HUNDREDS of firefighters have lost a bid to boost their holiday entitlements.
It is the first dispute over government plans introduced by Public Expenditure and Reform Minister Brendan Howlin to standardise holidays across the public sector.
These plans mean annual leave should range from a minimum of 22 days to a maximum of 32 days from January.
Nine-hundred Dublin firefighters, who claimed they got 23 days off a year, said that three of these days -- known as "winter leave" -- were not part of their annual holidays.
They argued that their annual leave entitlement was therefore 20 days, and that this should increase to 22 days under the new rules.
As they would continue to get the three "winter leave" days on top of this, they would end up with 25 days off.
But the Labour Court has rejected their claim that winter leave is not part of annual leave.
It found that winter leave was part of their regular holidays, noting that it is "clearly annual leave because it is granted annually".
The city council had warned that an increase in firefighters' holidays would "have significant financial implications".
"We are assessing the implications of the recommendation and will be discussing it with the unions in the new year," said a council spokesman.
He was unable to say when the "winter leave" days were taken or whether they were the normal arrangement at other local authorities.
The council argued that the firefighters enjoyed "very generous" leave and roster arrangements.
It claimed they got 24 days of annual leave -- compared with the unions' claim that they got 20 days plus three winter days.
The council said their entitlement was above the minimum proposed in the plans to standardise holidays.
In its recommendation, which has just been issued, the court found that the firefighters got 24 days off as well as holidays for working more than 39 hours a week.
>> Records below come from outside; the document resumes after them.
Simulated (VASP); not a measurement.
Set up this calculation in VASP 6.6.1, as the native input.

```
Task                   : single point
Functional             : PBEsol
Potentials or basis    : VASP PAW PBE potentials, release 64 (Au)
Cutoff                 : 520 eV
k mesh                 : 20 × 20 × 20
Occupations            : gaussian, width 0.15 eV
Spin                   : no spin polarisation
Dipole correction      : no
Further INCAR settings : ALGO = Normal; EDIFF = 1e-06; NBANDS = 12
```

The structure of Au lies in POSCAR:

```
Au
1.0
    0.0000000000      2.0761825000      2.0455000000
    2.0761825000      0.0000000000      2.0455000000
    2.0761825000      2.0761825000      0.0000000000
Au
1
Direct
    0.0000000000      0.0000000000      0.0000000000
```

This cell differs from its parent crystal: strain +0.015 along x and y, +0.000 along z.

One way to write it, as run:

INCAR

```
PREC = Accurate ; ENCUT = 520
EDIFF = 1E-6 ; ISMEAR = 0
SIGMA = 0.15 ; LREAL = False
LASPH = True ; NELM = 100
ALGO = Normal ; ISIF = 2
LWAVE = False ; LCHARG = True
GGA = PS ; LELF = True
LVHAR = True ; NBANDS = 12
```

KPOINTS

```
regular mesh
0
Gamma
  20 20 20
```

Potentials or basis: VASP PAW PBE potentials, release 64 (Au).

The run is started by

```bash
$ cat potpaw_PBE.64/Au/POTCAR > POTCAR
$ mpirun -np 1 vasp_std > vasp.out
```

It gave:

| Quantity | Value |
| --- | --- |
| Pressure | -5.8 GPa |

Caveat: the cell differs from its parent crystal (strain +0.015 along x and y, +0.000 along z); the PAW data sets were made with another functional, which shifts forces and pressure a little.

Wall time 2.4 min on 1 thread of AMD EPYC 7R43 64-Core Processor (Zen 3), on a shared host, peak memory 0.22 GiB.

It found there was no documentation to explain how or why winter days were given.
It said winter leave was probably granted in recognition of the firefighters working shifts.
"There is no record in which the origin or purpose of the three days is clearly described one way or the other," it said.
"The city council is unable to say with any degree of confidence why, or when, the disputed leave was introduced."
It said the council thought it was brought in in 1970 in recognition of the hours then worked by the fire brigade.
The unions said they believed it was introduced in 1968 to bring the firefighters' leave into line with other municipal employees.
"However, the evidence relied upon by both sides is almost entirely anecdotal," said the court.
Public Expenditure and Reform Minister Brendan Howlin announced plans in November to bring an end to out-of-date leave arrangements.